So, if this can happen in Dungloe then Derry too can be a successful location for foreign manufacturing companies from US, Japan or Switzerland, to give just a few examples.

So it’s up to Derry’s seven elected members – five MLAs, Elisha McCallion MP and Derry-based MEP Martina Anderson – to exert maximum pressure on Invest NI to get the next big health products company coming from overseas to anchor in Derry.

Unlike Belfast, Dublin and Cork, Derry the fourth largest city in Ireland, has no health products manufacturing industry.

The seven will only of course be doing what they promised when electioneering – working to help get properly paid jobs into Derry.

The seven members must not listen to some local reports and commentators who have been busy recently in the local papers and on radio giving pure Hans Christian Anderson reasons for Derry being industrially disadvantaged. The effects of no available properly qualified workforce is one reason given. Nonsense.

Dungloe did not have a properly qualified workforce pool,


yet one of the world’s most sophisticated health care product plants is located there. For the simple reason rich companies like Randox Dungloe recruit worldwide for key scientific talent and pay top-dollar salaries.
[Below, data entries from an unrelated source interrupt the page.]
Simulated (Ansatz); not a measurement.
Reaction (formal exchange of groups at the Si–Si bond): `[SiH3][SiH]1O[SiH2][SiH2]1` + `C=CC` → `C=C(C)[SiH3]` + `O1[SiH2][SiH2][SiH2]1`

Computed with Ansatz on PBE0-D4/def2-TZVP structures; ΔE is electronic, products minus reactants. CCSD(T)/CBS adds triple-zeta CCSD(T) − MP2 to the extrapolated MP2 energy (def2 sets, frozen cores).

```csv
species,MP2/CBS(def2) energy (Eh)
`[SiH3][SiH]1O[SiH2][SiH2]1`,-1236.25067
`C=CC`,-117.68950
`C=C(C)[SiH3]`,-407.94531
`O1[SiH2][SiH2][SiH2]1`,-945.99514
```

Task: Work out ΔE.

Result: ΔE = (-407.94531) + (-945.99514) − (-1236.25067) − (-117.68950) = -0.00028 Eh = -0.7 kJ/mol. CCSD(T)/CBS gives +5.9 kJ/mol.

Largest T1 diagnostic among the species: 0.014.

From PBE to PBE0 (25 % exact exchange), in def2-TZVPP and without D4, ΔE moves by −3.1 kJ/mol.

When you add cheap housing and an Atlantic location, what scientists wouldn’t want to locate with their family to Dungloe?

So let’s say a big health products manufacturing company – generating 200 to 400 jobs – is coming to Derry as a result of the seven members exerting maximum political power on Invest NI this company too would successfully recruit key scientific staff internationally. 

Cheap Derry housing, the Atlantic coast 30-minutes away and cheap holiday homes will also be a big factor in making Derry an attractive location for the key scientific talent and the family members.

If Dungloe can do it so can Derry.

TOM BRADLEY


Derry City

Border in Irish Sea an obvious solution to impasse

The June deadline is fast approaching, when the dithering British government have to put forward their solution in the Brexit negotiations for the illegal border dividing our country and people.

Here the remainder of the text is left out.